Egypt: ElBaradei calls for election boycott

GlobalPost

Egyptian opposition leader Mohammed ElBaradei, who heads the National Salvation Front, has called for a boycott of parliamentary elections in April, CNN reported.

"(I) called for parliamentary election boycott in 2010 to expose sham democracy. Today I repeat my call, will not be part of an act of deception," he wrote in a tweet on his official Twitter account, according to CNN.

On Thursday, President Mohamed Morsi’s team announced a four-stage parliamentary election beginning April 27, CNN reported. These are the first elections since Egypt’s lower house of parliament was dissolved in June 2012.

Members of Morsi's party, the Muslim Brotherhood, suggested that ElBaradei’s coalition party simply doesn’t want to participate in elections in which it will likely do poorly. Islamists have won far more elections than liberal and secular party candidates since former president Hosni Mubarak was ousted, the Associated Press reported.

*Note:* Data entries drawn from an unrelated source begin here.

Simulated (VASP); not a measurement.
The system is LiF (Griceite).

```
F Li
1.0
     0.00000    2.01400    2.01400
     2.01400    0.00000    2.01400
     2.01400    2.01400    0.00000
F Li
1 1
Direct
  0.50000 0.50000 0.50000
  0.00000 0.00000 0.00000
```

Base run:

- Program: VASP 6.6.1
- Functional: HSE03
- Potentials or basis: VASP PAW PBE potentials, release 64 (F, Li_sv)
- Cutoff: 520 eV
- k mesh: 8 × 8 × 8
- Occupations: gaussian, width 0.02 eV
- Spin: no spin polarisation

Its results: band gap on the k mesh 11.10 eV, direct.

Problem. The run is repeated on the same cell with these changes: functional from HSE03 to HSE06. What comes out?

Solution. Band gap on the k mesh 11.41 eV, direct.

"Running away from a popular test only means that some want to assume executive authority without a democratic mandate," Essam el-Erian, deputy head of the Brotherhood's Freedom and Justice Party, wrote on his Facebook page. “We've never yet known (opposition leaders) to face any election or serious test.”

Anti-Morsi activists also questioned whether a boycott was the best way to go, saying it would assure that Islamists continued to dominate parliament, the AP reported.

Blogger and commentator Mahmoud Salem worried that an election boycott would prolong Egypt’s current political impasse, the AP reported. "Where's ElBaradei's party, its plan, its economic vision?” Salem said, according to the AP. “Let's say a boycott is the right answer. What will they do so that they can be competitive in the next election?"